Published by Scottish Council for Voluntary Organisations

TFN is published by the Scottish Council for Voluntary Organisations, Mansfield Traquair Centre, 15 Mansfield Place, Edinburgh, EH3 6BB. The Scottish Council for Voluntary Organisations (SCVO) is a Scottish Charitable Incorporated Organisation. Registration number SC003558.

You can’t run a charity on good will alone

This opinion piece is about 7 years old
 

Active4All’s rapid demise show’s how precarious trading can be for Scotland’s hard pressed social enterprises – and how reputation is everything.

Just last year the social firm’s trading arm Yooz employed 29 either long-term unemployed or disabled young people, turning over an estimated £1.2m for the social economy.

It was a great example of how social capital is created: recycled goods resold at a profit with those profits helping to employ those who can’t find work easily.

Such was its success one councillor described the charity as “the darling of the county” – and then it all went wrong.

There's appears to have been a range of reason for this, but one was that it seems the organisation was driven more by social aims than business goals – and this ultimately proved fatal.

As Strachan himself said, he couldn’t get board members with business expertise and instead had a board gleaned from the third sector whose knowledge and expertise lay in disability and employment initiatives.

So when a particularly wet summer hit the firm, resulting in a sharp fall in income, the board found itself struggling to find business solutions to see out the downturn.

Although Strachan believes it was the reputational damage linked to an OSCR investigation that sealed his charity’s fate, the reality seems that the organisation was firmly on a downward trajectory by that point.

Active4All wasn’t best equipped when it came to governance. Despite OSCR’s intervention being initiated on a malicious complaint, it nevertheless found issues with the way the organisation was being run and Strachan didn't have the skills to address these properly.

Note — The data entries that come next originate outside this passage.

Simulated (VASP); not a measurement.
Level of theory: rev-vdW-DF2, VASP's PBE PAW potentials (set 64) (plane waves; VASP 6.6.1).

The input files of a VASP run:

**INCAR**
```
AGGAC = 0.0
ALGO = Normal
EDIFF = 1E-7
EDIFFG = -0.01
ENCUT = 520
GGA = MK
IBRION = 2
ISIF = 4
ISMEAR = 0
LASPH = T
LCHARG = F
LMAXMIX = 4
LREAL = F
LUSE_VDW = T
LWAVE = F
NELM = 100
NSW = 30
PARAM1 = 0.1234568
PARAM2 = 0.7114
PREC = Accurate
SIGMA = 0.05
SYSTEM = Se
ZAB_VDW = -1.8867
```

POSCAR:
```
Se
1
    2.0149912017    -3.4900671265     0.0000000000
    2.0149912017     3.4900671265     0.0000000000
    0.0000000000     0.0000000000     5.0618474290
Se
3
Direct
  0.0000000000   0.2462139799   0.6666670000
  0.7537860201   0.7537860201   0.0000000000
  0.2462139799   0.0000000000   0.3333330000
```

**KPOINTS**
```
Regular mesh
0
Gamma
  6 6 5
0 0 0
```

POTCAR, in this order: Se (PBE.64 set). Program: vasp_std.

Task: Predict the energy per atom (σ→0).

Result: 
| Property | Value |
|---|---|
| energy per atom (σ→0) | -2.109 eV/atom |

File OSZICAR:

At times it feels like there is a mass of support and guidance out there for social enterprises in Scotland but there will be risks as there are with any business. Why Strachan wasn't able to access more help and support remains a mystery.

In the end though it was reputational damage that explains why the firm was able to woo funders in March but six months later was filing for insolvency. When your business is dependent on the good will of others, one whiff of alleged mismanagement can be enough to send supporters scarpering for a better cause.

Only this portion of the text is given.